We are also actively considering expanding the way our services can be sold in to our clients. Whilst we expect our hosted offering to remain the most popular there are certain sectors such as financial services and public sector, where traditionally they have purchased premised based solutions. We do expect these sectors to be more willing to consider a hosted solution going forward, but where appropriate we would consider offering the potential client an alternative. This could be a premised based solution which is managed remotely by Eckoh, or a 'bunkered' solution where the equipment is dedicated to the client but is housed within Eckoh's data centres. We believe this flexibility will allow us to be considered for a greater number of sales opportunities.
Contract wins and renewals
A key feature of Eckoh's payment proposition is our highest level of accreditation of compliance with the Payment Card Industry Data Security Standards ("PCI DSS"), which we announced in October following a 3 year process. The PCI DSS is the payment card industry requirement for all organisations that store, process or transmit credit or debit cardholder data.
EckohPAY, which is one of the Company's productised offerings, has been developed to target the increasing demand for PCI DSS compliant card processing solutions. Since Eckoh received its PCI DSS accreditation we have announced two significant contract wins which were contingent on us having this level of compliance.

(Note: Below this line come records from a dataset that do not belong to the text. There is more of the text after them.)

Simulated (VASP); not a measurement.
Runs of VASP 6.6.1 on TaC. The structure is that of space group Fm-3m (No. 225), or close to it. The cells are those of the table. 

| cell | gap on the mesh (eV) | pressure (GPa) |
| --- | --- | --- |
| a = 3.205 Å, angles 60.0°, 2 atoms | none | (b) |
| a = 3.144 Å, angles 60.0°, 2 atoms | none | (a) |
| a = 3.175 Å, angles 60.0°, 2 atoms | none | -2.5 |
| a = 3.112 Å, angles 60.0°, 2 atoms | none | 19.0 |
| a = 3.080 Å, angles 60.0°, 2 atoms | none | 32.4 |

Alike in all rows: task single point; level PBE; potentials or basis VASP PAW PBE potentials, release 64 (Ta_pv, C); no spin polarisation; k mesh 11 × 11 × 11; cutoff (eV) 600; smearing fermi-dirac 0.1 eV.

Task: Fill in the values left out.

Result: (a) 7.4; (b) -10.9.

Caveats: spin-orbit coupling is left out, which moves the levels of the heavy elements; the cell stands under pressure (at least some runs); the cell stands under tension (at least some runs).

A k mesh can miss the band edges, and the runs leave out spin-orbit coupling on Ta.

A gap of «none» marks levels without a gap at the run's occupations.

The first was a three-year contract with RCI Financial Services Ltd, a wholly-owned subsidiary of Renault S.A., for the provision of a card payment solution utilising speech recognition technology for Renault and Nissan customers. This service has just gone live.
The second was a three-year contract with Whitbread plc for the provision of a fully PCI DSS compliant speech enabled reservations and cancellations service to Whitbread's hotel brand, Premier Inn. The service will provide Premier Inn customers with the ability to book and cancel rooms at any Premier Inn hotel throughout the UK and is expected to launch in the summer.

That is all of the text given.